Wollongong Coal being taken to court for its alleged failure to pay rent to the NSW Government comes at a bad time for the miner – it is already being investigated over whether it is a “fit and proper person” to hold a mining licence.
The state’s Resources Regulator announced on Thursday that it was taking legal action to try and recover more than $288,000 in unpaid rent and levies owed to it by Wollongong Coal.
It would be the latest in a string of court issues for the struggling miner, which operates mines at Wongawilli and Russell Vale.
The company has relied on parent company, India’s Jindal Steel and Power group (JPSL), for liquidity as it struggles to make money from its two Illawarra coal mines.
But the issue of whether it is a “fit and proper” corporate “person”, as mining law demands, may provide further problems.
This investigation, began last July by the NSW Resources Regulator’s chief compliance officer, has included financial records and questions about the company’s solvency, according to Resources Minister Don Harwin when the issue was raised in NSW parliament in March.
But with no further information since then, Mr Harwin was asked again on June 1 about the investigation.
Mr Harwin said he had asked for an update on the investigation, noting that a JPSL director had been investigation for alleged corruption in India, and “in light of recent events” an update was appropriate.
How the court development affects the “fit and proper” investigation remains to be seen.
The Resources Regulator is part of the Department of Planning and Environment. It was created so as to show a separation between the departmental units responsible for regulating mines, and those which focus on industry development.
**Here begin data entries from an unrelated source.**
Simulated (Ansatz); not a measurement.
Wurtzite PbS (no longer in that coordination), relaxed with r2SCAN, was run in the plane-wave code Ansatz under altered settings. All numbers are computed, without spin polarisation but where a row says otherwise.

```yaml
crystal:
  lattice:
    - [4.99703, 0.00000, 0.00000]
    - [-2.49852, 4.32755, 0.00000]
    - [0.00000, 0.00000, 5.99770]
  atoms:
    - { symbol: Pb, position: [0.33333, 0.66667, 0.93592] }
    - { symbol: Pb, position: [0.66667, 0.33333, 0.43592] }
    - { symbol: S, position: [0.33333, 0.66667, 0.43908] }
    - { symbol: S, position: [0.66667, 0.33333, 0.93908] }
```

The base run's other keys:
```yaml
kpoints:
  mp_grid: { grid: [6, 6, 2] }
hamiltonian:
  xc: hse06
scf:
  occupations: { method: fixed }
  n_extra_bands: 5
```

When the Mercury revealed the “fit and proper” investigation last year, Wollongong Coal said the allegations were “baseless” but claimed it could not comment further.
Wollongong Coal has yet to update shareholders on the most recent legal action via its announcement page on the Australian Securities Exchange.
The penalty for breaching the Mining Act section is up to $11,000 for a corporation
The company did not respond to the Mercury’s requests for comment for this story.